The head of the National Tourism Fund (Fonatur) took aim on Wednesday at critics of the Maya Train, declaring that some of the opinions expressed about how much the project will cost and the impact it will have on the environment are incorrect and designed solely to harm the government.
Asked at a press conference about claims that the cost of the project could double, Rogelio Jiménez Pons responded:
“I’m going to say it in Mexican words – they just want to fuck with us.”
Jiménez accused the Mexican Institute for Competitiveness (Imco), which released a report in March that said that the cost of the Maya Train could increase tenfold to almost 1.6 trillion pesos (US $82.3 billion) “if planning is not optimal,” of failing to approach Fonatur to seek information about the project.
“Why didn’t Imco approach [Fonatur] to ask about the parameters of the design,” he asked, charging that the think tank’s cost estimates were based on guesswork.
Jiménez said the Maya Train won’t cost more than US $7.5 billion, pointing out that the estimated cost per square meter for the project is comparable to that incurred for the construction of a similar railroad in Uruguay.
“. . . Why do they say that [the cost of] everything is going to increase 10 times? It’s an exaggeration,” he said.

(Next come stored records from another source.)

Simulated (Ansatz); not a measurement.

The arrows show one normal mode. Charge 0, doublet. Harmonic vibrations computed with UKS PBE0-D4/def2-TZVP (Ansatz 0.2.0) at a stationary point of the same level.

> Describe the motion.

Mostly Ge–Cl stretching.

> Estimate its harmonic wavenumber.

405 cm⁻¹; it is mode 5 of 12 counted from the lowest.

The Fonatur chief also addressed concerns that construction of the railroad will cause irreversible environmental damage, dismissing claims from former presidential candidate Gabriel Quadri and environmental conservationist Julia Carabias that the project will devastate jungle.
“These things have a political character. Who says that the jungle will be devastated? Obviously, [only] those who are our political adversaries . . .” Jiménez said.
The official charged that the Maya Train is an “environmentally and socially responsible” infrastructure project that will help to distribute tourism revenue across a wider region in southeast Mexico.
Jiménez also said that the construction and operation of the railroad will create hundreds of thousands of jobs.
Scheduled to begin operations in 2023, the Maya Train will have 18 stations in five states: Chiapas, Tabasco, Yucatán, Quintana Roo and Campeche.
Jiménez said in May that the Maya Train will trigger real estate investment of at least 150 billion pesos (US $7.5 billion).
But experts have warned that its construction poses environmental risks to the region’s underground water networks and the long-term survival of the jaguar.